Understanding of Logistic Regression

1 minute read

Published: August 13, 2025

Summary: This note explains why logistic regression is suited for classification. Unlike linear regression, probabilities must remain between 0 and 1. The logistic function enforces this constraint, mapping linear predictors into valid probabilities. Its log-odds formulation ensures interpretability, making logistic regression a well-defined, probabilistic approach for binary classification tasks.

Question

Why we use logistic regression to solve classification problem? What ensures its validity and makes it well-defined?

Explanation

For $i=1,\cdots,N$, we have tuple $(x_1,y_1),\cdots,(x_N,y_N)$, where target variable is $y$, predictor is $x$.

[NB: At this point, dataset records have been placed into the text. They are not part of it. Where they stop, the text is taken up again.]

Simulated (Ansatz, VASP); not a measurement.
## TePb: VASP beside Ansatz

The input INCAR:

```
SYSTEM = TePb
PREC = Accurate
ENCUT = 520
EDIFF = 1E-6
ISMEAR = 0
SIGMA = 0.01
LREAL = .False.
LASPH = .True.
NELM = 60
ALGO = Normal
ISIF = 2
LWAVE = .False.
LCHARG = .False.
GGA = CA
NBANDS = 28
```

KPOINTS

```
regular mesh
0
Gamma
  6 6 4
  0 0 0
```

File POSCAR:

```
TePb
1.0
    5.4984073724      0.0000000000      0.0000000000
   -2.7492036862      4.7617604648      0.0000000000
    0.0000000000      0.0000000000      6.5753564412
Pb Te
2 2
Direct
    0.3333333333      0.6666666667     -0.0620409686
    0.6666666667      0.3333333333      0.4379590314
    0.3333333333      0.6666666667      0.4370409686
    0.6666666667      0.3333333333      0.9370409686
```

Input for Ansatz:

For continuous $y_i$, we want to explore the relationship between $x_i$ and $y_i$, $i=1,\cdots,N$, then we apply linear regression, $y_i = \beta_i + \beta_1x_i+\epsilon_i,i=1,\cdots,N$ However, when $y_i$ only have value 0 and 1, it seems that the corresponding changing trend between $x_i$ and $y_i$ doesn’t hold anymore. What we used to predict in $y_i$ is not a mutation, in discrete case. Certainly, we have some solutions in this case, such as Support Vector Machine (SVM), however, if we still set out base on linear regression, then we should change our respect of seeing the relationship between $x_i$ and $y_i$. Mostly, in classification problem, we tend to assign probability to different patterns of predictors, closer patterns in term of Euclidean Measure are more likely to be given similar probability. Given that the change in probability should be continuous, then we can focus on (doesn’t have to follow Normal Distribution):

\[\mathbb{P}(Y_i=1|X_i)=\beta_o+\beta_1x_i,i=1,\cdots,N\]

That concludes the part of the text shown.